I have been away again, this time on my first trip to England. A great friend, whom I met while writing for an earlier blog, invited me to celebrate his and his wife’s birthday by visiting the famed Wild Hare Club in Hereford. The club is not, as the name might imply, an actual physical space, but is a club nonetheless of rambunctious spirits who enjoy a good tune. And Richard puts it all on, here, there, and everywhere, with a little help from his friends.

The gig that prompted the trip included Little Rumba, Talulah’s Goat, and the DJ Daniel Jaye, and was a fun evening at the Green Dragon Hotel–an revamped venue that had for a long time been a shabby lodging for reputably shady adventures, but now was a rather elegant old hotel in the center of town. The music was a spirited mix of influences, from a sort of cajuny, French feel, to the rhumbas and general dancing sort of accordion music that often makes me happy. The DJ provided some tunes that had everyone dancing, and it was a fun night for this jet-lagged soul. I felt at home, and happy, and loved everything about it, from the pre-show cocktails to the late-night kitchen table talk after we came home.

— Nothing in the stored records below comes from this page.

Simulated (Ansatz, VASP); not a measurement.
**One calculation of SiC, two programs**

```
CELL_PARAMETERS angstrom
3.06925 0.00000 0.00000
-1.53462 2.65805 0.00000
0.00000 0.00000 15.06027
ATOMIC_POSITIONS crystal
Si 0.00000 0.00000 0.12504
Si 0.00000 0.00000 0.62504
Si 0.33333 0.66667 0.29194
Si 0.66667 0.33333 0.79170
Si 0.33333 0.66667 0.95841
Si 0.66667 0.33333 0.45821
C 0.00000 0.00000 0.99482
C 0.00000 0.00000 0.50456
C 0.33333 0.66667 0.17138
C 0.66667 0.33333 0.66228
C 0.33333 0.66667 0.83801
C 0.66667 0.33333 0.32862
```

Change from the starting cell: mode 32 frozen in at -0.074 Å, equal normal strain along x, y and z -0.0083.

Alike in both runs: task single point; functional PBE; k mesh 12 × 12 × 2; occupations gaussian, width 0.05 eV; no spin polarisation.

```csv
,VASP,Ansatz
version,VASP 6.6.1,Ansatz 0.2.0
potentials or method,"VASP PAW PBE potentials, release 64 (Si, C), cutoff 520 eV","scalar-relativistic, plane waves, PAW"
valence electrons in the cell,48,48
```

Hereford is a lovely little city, but I was completely enamored by Richard’s home and the surrounding countryside. The big house where his 97-year-old father lives reminds me in certain ways of our house in Craftsbury, Vermont–not because the houses look alike, but because they both have the sort of grandeur from times passed, but the mystery of hidden passageways and rooms, and garden spaces. The gardens were beautiful, even had an archery lane (which I had never seen before), and I could have happily wandered around outside for my entire trip there. But the people were the best part of the trip. Though we had never met in person, I felt as though I had gone to join old friends. Sure, we had talked for years, but it was more than that–perhaps my upbringing. My mother, who had more German in her than English, was a devout anglophile, and passed much of this love to her children. So, much of what I found on my trip was familiar, in ways that I can barely explain.

Last fall, I found myself immersed in Ken Burn’s documentary series about country music. While the show left out a few pieces of history, it was a startling reminder to me of my father’s love for the music, and his own history, much of which I had stored in the deep recesses of my mind since he died in 1985. Losing a parent at a young age is a strange thing, especially when that parent has destructive tendencies that make love difficult when the parent is still alive. I had a deep disdain for most of the music I heard from my dad’s radio, and yet, I knew all the words, and feel the twang running through my veins as much as I know that the opera my mom loved flows through my arteries. My memories of my dad’s preferences revolve primarily around this music, cars, and a love for nature. My mom lived much more in her head, and had a broader list of things she loved. She never traveled in body to England, but she spent a long, long time there, in books and music, and in spirit. We were raised like little British children, with all the stories and rhymes, galoshes and gentle coddling, but without the accent.

I have returned to America this week, days of coddled cream and Marmite past. But I’ll return to the merry olde soon enough, I am sure.